Pagination is where many otherwise-correct Scrapy spiders stop too early. A crawl that only parses the first results page can look healthy in the logs while the exported data stays incomplete because the remaining records sit behind numbered pages or a Next link.

Scrapy handles HTML pagination by scraping items from the current Response, extracting the next page link, and yielding another request back into the same callback. Using response.follow() keeps relative href values simple because Scrapy resolves them against the current page automatically.

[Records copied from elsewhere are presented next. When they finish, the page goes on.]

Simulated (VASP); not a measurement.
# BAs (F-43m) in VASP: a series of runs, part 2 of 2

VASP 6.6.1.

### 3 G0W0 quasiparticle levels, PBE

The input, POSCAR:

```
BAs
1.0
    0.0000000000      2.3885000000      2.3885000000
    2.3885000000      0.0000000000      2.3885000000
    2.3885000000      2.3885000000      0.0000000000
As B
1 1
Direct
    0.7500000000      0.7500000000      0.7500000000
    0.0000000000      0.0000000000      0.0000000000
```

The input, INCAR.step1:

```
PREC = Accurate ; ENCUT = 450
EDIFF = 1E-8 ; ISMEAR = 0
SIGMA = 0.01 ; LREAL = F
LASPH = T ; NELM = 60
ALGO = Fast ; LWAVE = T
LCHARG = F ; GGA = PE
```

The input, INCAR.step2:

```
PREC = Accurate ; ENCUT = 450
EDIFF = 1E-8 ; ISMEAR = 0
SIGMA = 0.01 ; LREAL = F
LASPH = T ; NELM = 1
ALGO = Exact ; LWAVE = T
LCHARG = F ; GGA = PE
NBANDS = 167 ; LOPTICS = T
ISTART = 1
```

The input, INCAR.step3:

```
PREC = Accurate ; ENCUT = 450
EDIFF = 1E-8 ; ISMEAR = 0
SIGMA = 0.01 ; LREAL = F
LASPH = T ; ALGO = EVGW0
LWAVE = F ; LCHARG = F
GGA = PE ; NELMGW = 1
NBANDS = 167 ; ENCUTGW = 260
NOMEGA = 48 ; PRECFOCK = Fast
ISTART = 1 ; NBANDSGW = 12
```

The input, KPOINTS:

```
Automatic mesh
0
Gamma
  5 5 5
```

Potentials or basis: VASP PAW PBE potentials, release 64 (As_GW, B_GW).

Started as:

Keep the pagination selector narrow enough to match only the forward link for the current listing. Current Scrapy project templates already seed polite crawl defaults such as ROBOTSTXT_OBEY = True, CONCURRENT_REQUESTS_PER_DOMAIN = 1, and DOWNLOAD_DELAY = 1, so manual pagination usually does not need more aggressive settings. If the next batch loads through background API calls or client-side rendering instead of an HTML link, switch to an API-focused or browser-rendered workflow instead of forcing plain pagination selectors onto the page.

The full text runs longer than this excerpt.